Suppose $w$ is $p$-th root of unity. Why when from $$a_o + a_1 \omega + a_2 \omega^2 ... + a_{p-1} \omega^{p-1} = 0$$ we can conclude that $$a_0 = a_1 = a_2 = ... = a_{p-1}.$$ And later use it to find some nonzero $a_i.$
I have found this piece in this answer.
I thought to multiply by $w$ and so change the roles of $a_0$ and $a_{p-1},$ and so on. But i also think that all the coefficients must be zeroes.
EDIT: $p$ is prime.
Consider the map $\mathbb Q$-linear map $\mathbb Q^p \to \mathbb Q[\omega], (a_0, \dotsc, a_{p-1}) \mapsto a_0 + a_1 \omega + \dotsb a_{p-1}\omega^{p-1}$.
Since $1, \omega, \dotsc, \omega^{p-2}$ are linear independent (the minimal polynomial has degree $p-1$), we get that the image has dimension $p-1$, hence the kernel is one-dimensional.

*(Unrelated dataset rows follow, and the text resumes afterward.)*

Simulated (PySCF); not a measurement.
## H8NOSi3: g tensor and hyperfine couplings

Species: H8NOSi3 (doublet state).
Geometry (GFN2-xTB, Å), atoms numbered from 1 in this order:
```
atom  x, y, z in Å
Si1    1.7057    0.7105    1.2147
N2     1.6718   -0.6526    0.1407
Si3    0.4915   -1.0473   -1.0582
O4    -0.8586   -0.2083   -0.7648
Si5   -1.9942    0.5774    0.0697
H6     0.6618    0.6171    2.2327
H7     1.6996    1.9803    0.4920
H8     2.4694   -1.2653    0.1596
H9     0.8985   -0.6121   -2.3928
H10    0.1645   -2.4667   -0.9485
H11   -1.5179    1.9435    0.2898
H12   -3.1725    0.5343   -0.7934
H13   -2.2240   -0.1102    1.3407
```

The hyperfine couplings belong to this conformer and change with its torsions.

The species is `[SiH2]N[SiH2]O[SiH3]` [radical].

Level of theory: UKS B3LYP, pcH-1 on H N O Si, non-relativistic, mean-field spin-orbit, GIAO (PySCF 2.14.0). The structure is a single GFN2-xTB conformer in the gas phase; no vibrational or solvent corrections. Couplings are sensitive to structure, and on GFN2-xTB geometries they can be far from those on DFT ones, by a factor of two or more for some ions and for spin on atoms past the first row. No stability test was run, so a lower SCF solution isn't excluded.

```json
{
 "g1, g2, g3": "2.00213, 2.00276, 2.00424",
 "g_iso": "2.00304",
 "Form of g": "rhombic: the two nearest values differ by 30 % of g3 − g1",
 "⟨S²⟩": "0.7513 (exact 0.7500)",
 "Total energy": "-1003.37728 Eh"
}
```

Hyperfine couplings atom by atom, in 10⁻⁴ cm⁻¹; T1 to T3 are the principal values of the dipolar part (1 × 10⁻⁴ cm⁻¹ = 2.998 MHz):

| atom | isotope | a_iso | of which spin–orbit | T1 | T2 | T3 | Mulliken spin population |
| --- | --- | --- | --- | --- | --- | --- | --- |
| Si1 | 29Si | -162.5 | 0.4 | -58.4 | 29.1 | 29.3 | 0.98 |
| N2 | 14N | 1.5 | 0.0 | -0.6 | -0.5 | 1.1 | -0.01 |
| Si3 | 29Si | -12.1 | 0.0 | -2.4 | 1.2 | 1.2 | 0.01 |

Clearly $(1,1, \dotsc, 1)$ is an element of the kernel, thus any element of the kernel has the form $a \cdot (1,1, \dotsc, 1)$.
Here are some more details:
We have $1+ \omega + \omega^2 + \dotsb + \omega^{p-1} = \frac{\omega^p-1}{\omega - 1}=0$, hence $(1,1, \dotsc, 1)$ is an element of the kernel. In other words, $\omega$ is a root of the polynomial $f=x^{p-1}+x^{p-2} + \dotsb + x +1$. This polynomial is irreducible, hence it is the polynomial of smallest degree, that has $\omega$ as a root. In particular $1, \omega, \dotsc, \omega^{p-2}$ are linear independent, since any linear combination would give rise to a polynomial of degree $\leq p-2$.